API Reference
Public functions
openbasement.extract(graph, template, entity=None, transforms=None, merge_same_as=None)
Extract structured data from an RDF graph using a template.
Parameters:
| Name | Type | Description | Default |
|---|---|---|---|
graph
|
Graph
|
An rdflib Graph loaded with RDF data. |
required |
template
|
str | dict
|
Template source -- built-in name (e.g. "eu_procedure"), path to YAML file, or a dict. |
required |
entity
|
str | None
|
Optional entity name to extract. If None, extracts the first (root) entity defined in the template. |
None
|
transforms
|
dict | None
|
Optional dict of custom transform name -> callable. These are merged with built-in transforms (custom takes precedence). Templates reference transforms by name via the "transform" field option. |
None
|
merge_same_as
|
bool | None
|
If True, group owl:sameAs-equivalent instances and merge their triples into one entity. If False, extract each URI as a separate entity. If None (default), uses the template's same_as_merge setting (which defaults to True). |
None
|
Returns:
| Type | Description |
|---|---|
list[dict]
|
List of extracted entity dicts. |
openbasement.load_template(source)
Load and normalize a template from various sources.
Parameters:
| Name | Type | Description | Default |
|---|---|---|---|
source
|
str | Path | dict
|
One of: - str name of a built-in template (e.g. "eu_procedure") - Path to a YAML file - dict with template content |
required |
Returns:
| Type | Description |
|---|---|
dict
|
Normalized template dict. |
openbasement.list_builtin_templates()
List available built-in template names.
openbasement.audit
Drift detection: compare template predicates against actual graph content.
audit(graph, template)
Compare a template against actual predicates in a graph.

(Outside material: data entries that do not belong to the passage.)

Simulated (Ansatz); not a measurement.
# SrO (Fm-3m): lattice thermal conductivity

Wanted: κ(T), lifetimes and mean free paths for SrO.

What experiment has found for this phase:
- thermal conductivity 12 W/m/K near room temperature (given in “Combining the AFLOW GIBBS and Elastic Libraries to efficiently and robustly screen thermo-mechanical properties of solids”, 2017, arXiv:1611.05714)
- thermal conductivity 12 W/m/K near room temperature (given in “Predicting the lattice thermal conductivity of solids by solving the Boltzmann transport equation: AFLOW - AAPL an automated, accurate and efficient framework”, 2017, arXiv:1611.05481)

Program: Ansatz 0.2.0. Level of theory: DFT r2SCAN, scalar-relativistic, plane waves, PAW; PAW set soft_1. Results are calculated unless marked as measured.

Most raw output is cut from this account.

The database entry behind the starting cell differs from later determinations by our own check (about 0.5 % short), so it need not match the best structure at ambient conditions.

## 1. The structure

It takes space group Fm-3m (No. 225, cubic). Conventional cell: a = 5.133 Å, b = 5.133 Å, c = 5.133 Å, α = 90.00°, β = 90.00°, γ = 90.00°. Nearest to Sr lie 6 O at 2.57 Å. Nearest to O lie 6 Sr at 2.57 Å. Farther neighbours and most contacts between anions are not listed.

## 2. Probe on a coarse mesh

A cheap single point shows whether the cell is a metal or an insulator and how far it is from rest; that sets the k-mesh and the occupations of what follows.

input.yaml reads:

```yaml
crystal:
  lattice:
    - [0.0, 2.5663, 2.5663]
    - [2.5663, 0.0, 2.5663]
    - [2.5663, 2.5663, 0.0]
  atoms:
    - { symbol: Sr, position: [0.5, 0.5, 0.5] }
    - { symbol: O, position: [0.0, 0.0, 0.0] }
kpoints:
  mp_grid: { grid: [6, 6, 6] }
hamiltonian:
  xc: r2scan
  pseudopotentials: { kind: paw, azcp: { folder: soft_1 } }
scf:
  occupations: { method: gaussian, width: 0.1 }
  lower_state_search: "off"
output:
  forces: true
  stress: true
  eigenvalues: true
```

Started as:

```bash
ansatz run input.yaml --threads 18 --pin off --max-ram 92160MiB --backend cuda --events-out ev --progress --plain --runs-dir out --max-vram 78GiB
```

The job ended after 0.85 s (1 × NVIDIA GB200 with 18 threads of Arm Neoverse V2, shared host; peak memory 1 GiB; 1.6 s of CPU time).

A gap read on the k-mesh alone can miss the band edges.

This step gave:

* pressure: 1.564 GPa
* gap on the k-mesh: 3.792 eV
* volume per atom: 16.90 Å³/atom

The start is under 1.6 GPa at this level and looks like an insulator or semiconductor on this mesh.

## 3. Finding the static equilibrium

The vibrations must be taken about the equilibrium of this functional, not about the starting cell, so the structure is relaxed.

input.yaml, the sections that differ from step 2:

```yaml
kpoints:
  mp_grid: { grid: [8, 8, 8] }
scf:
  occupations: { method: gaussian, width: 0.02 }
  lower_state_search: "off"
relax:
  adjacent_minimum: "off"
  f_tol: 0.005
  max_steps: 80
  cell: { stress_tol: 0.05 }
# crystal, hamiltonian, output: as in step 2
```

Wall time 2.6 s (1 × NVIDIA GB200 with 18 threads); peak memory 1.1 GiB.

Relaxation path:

For each entity type in the template, finds all instances and checks: - Which template predicates are missing from the graph - Which graph predicates are not covered by any template field or relation - Overall coverage percentage
Parameters:
| Name | Type | Description | Default |
|---|---|---|---|
graph
|
Graph
|
An rdflib Graph to audit. |
required |
template
|
dict
|
A normalized template dict (output of load_template). |
required |
Returns:
| Type | Description |
|---|---|
dict[str, Any]
|
Dict with keys: "entities": per-entity audit results "summary": overall coverage stats |
Built-in transforms
| Name | Description |
|---|---|
year_from_date |
Extracts the first 4 characters (year) from a date string, e.g. "2023-07-05" -> "2023" |
uri_local_name |
Extracts the local name from a URI after # or /, e.g. "http://example.org/foo#Bar" -> "Bar" |
openbasement.transforms.apply_transform(value, transform_name, custom_transforms=None)
Apply a named transform to a value.
Looks up the transform name in custom_transforms first, then built-ins. Raises ValueError if the name is not found in either.